And, and this is also one that Martin pointed out, and this is self-service requests. And here I'm going to focus specifically on self-service requests for security group membership. Okay. Users don't know about groups.
I mean, ultimately when we give access rights to things, we we're usually attaching users to groups, but the business users that need access to something, they don't think about groups. They think about shares and folders and SharePoint sites and documents. They want access to something or some service, and yes, it's true to get it. They need AC they need to be made a member of a group, but they don't really know that.
So the basic definition of self-service group request is, is to allow users, to request access to these things and actually get group membership, but without having to call it right, we don't want the help desk or the security administration team in the middle of this process. This is how a group request usually starts. A user tries to open something and they get an access denied error. And depending on the client platform and the server platform and the application, the error will look different, but it's basically always the same. It's always access to nine.
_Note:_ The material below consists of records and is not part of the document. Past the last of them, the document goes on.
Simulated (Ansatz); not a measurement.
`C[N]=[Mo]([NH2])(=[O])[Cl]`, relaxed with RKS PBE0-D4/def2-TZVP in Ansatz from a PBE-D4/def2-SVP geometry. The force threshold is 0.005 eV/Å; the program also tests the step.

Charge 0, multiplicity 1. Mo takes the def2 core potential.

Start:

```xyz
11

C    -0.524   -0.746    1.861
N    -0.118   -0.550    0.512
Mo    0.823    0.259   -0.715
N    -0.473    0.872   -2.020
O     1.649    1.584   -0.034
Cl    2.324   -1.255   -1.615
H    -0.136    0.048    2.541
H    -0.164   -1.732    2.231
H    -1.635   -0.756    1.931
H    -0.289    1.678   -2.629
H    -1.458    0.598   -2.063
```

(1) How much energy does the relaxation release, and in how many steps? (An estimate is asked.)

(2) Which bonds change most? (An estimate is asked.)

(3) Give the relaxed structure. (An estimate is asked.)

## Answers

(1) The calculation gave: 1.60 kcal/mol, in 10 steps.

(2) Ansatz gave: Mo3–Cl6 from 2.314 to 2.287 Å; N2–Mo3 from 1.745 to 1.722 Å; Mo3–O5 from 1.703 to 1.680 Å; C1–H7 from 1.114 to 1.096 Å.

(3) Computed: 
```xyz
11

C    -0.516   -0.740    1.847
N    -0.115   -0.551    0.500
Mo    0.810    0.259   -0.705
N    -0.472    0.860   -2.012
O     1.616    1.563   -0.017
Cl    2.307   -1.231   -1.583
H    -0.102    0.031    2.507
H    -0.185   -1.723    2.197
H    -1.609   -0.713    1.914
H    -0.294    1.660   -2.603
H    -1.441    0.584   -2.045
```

You see that in, in every dialogue here, of course it could be in a different language, but it's the same problem. Same error message. So one interesting way to resolve this. And this is really a quick win is to deploy technology that replaces the default access, denied error message with one like this that has a new option access denied. Would you like to request?
Okay, so that that's essentially the change, right? We went from an error dialogue that was not actionable is a, the end of the process. Okay.
Now what, I don't know, a call to help desk, to a process where you see that you, you don't have access and you can request access. And this starts the navigation towards a self-service solution. How long does it take to go from that to a, a working self-service request system? It could be very quick. It could be one week or maybe one month. It's actually quicker than password management systems. And typically what determines the length of the deployment efforts is just the change control process.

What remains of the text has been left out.